**One-line summary:** When gateway queue exceeds some threshold,
randomly pick a connection to notify, with probability roughly
proportional to how much bandwidth it's been using and optionally
proportional to the size of the packet being notified. Notification can
consist of marking a packet (if the transport protocol will cooperate
and use the mark as a hint) or dropping it otherwise.

- Motivations/goals:
- Only gateways have "unified" view of congestion over time
- Want to avoid bias against bursty traffic (DECbit has this problem since a burst on a single connection is more likely to cause the congestion bit to be set)
- Want to avoid "global synchronization" (if you drop packets from every connection, as in DropTail, then everyone backs off at once; would prefer to target "aggressive" users)
- Above 2 items can be achieved by separating congestion detection from choice of which connection to notify.
- Want to be able to control congestion even in case of non-cooperating transport protocol (by dropping)

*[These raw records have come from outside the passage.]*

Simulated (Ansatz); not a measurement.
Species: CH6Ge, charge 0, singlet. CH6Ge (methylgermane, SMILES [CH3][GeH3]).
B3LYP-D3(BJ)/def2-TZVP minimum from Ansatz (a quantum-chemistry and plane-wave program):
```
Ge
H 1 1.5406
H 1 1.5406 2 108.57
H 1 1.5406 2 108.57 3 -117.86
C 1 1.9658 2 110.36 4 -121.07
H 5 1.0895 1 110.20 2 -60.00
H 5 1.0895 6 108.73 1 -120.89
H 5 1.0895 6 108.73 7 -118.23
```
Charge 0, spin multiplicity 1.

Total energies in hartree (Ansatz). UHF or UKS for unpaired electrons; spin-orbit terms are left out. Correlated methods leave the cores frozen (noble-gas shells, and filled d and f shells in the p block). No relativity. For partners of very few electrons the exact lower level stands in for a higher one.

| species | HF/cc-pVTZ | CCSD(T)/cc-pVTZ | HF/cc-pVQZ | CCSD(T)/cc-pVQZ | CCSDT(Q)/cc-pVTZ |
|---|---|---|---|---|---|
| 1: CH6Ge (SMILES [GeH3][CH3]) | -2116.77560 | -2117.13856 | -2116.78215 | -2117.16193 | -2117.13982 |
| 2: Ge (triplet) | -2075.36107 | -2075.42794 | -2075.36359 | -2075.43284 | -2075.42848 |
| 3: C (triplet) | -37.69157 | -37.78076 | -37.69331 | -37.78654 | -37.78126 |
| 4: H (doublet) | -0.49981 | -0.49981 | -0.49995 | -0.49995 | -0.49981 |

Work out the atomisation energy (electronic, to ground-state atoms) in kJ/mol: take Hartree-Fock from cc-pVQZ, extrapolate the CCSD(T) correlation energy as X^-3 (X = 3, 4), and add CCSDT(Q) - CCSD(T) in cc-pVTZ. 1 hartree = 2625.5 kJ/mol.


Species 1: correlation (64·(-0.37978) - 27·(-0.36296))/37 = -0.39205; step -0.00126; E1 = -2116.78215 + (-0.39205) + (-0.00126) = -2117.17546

- RED basic algorithm: On each packet arrival,
- If queue size is below low watermark MinTh, do nothing.
- If between MinTh and MaxTh, notify on this packet with probability Pa (see below);
- If above MaxTh, notify with probability 1.
- Let Pb vary from 0 to Pmax as the average queue size varies from MinTh to MaxTh, i.e. Pb=Pmax(avg-MinTh)/(MaxTh-MinTh).
- Pa is then Pb/(1-count x Pb), where count measures how many packets ago the last mark occurred.
- To measure queue size in bytes, let Pb=Pb x (PacketSize/MaxPacketSize). This makes large packets more likely to be marked than small ones.

- Various simulations indicate that:
- RED is good at keeping average queue size steady, even with heavy congestion;
- RED achieves higher throughput with shorter queues than DropTail;
- Under extreme congestion, RED still achieves about 0.6 link utilization in each direction for the bottleneck link, suggesting that the "global synchronization" is being avoided.

- Calculating exponential weighted moving average queue length:
- avg = (1-w)avg + wQ, where Q is current instantaneous measurement. How to pick w? If too large, averaging procedure will be susceptible to "transient" congestion (fast changes in queue length); if too small, RED will respond too slowly to real congestion.
- Upper bound: Form the geometric series that represents successive computations of avg over L packet arrivals; this gives avg in terms of L and w. Then simply set avg<MinTh to get upper bound on w.
- Lower bound: assume queue remains at 1 packet always. Then it takes -1/ln(1-w) arrivals until avg reaches 1-1/e=0.63. Determine how many arrivals we'd like this to take, this gives lower bound on w. Authors use w=0.002 for most simulations.

- Calculating packet-marking probability: Let each packet be
marked with probability Pb, and let X be the "intermarking" time.
- Method 1: X is a geometric random variable; Prob[X=n] =
(1-Pb)
^{n-1}Pb, E[x]=1/Pb. - Method 2: X is a uniform random variable in {1,2,...,1/Pb}. Prob[X=n]=Pb, E[X]=1/2 + 1/2Pb.
- Method 1 results in higher "clustering" of marked packets. Authors used method 2.

- Method 1: X is a geometric random variable; Prob[X=n] =
(1-Pb)
- Fairness: "not well defined" as a goal, but RED does not discriminate either against particular connections or classes of connections.
- Rules of thumb for getting effective performance:
- Pick w intelligently.
- Set MinTh high enough to maximize network power (power=throughput/delay ratio).
- Make MaxTh-MinTh large enough to avoid "global synchronization" effect.

- Identifying aggressive/misbehaving users: We know packets are marked with probability roughly proportional to their share of the bandwidth, so if some connection has a large fraction of recently-marked packets, it is likely to be misbehaving.

- Verbose: could have been half as long.